Python script for scraping Wikinews articles.
Create a Python virtual environment and install the dependencies:
# create a virtual environment
$ python3 -m venv scrape_wikinews
# activate the virtual environment
$ source scrape_wikinews/bin/activate
# install dependencies
(scrape_wikinews) $ pip3 install -r requirements.txt
...
$ ./scrape_wikinews.py --help
usage: scrape_wikinews.py [-h] --category CATEGORY
[--log-level {notset,debug,info,warning,error,critical}]
[--log-file LOG_FILE]
Given a Wikinews category page URL, scrape all news articles from that
categroy as JSON lines. JSON lines (.jsonl) are written to stdout, and a log
of the accessed pages is written to stderr. To run, you might redirect stdout
to a .jsonl file and stderr to a .log file such as the following: # scrape all
published articles (this will take a while) $ ./scrape_wikinews.py --log-
file=en-wikinews-published.log --category=Published > en-wikinews-
published.jsonl # scrape only the Health category $ ./scrape_wikinews.py
--log-file=en-wikinews-health.log --category=Health > en-wikinews-health.jsonl
options:
-h, --help show this help message and exit
--category CATEGORY en.wikinews category (e.g., "Health" or "Published",
see also:
https://en.wikinews.org/wiki/Special:Categories)
(default: None)
--log-level {notset,debug,info,warning,error,critical}
logging level (default: info)
--log-file LOG_FILE path where logging messages will be written (default:
None)
To run, choose a Wikinews category to scrape from.
You can see all categories here: https://en.wikinews.org/wiki/Special:Categories
For example, to scrape all published categories (10K+ article pages):
(scrape_wikinews) $ ./scrape_wikinews.py --log-file=en-wikinews-published.log --category=Published > en-wikinews-published.jsonl
Or to scrape just the Health category:
(scrape_wikinews) $ ./scrape_wikinews.py --log-file=en-wikinews-health.log --category=Health > en-wikinews-health.jsonl
Since the output is in JSON lines format, you can use jq
and datamash
to analyze the scraped data:
(scrape_wikinews) $ jq '.text|length' en-wikinews.jsonl | datamash --header-out {min,max,mean,pstdev}\ 1 | column -t
min(field-1) max(field-1) mean(field-1) pstdev(field-1)
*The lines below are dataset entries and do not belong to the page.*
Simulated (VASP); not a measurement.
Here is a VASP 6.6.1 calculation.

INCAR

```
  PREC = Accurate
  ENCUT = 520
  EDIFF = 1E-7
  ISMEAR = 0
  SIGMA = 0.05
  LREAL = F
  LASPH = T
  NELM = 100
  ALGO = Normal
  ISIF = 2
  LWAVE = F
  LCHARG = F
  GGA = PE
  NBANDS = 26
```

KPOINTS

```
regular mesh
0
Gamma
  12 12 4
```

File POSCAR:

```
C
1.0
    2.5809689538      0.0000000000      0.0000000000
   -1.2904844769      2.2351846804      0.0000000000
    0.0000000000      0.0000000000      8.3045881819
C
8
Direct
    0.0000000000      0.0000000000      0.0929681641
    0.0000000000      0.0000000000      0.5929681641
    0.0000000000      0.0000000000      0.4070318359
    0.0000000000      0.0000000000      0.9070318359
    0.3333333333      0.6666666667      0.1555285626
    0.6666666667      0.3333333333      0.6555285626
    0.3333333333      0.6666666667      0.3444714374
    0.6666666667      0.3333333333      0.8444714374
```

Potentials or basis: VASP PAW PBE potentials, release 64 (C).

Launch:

1 126956 2108.0609889609 3103.367482477
(scrape_wikinews) $ jq -r '.metadata.wikinews_categories[]|match(".*Category:(?<category>.*)")|.captures[].string' en-wikinews.jsonl | sort | uniq -c | sort -nr | head | column -t
21921 Published
19676 Archived
7755 Politics_and_conflicts
7449 United_States
6959 North_America
5556 Europe
4471 Crime_and_law
3655 Asia
2828 United_Kingdom
2773 Disasters_and_accidents
- This only supports English Wikinews (https://en.wikinews.org) for now.
- There may be some issues with cleanly extracting article body texts or metadata in some cases.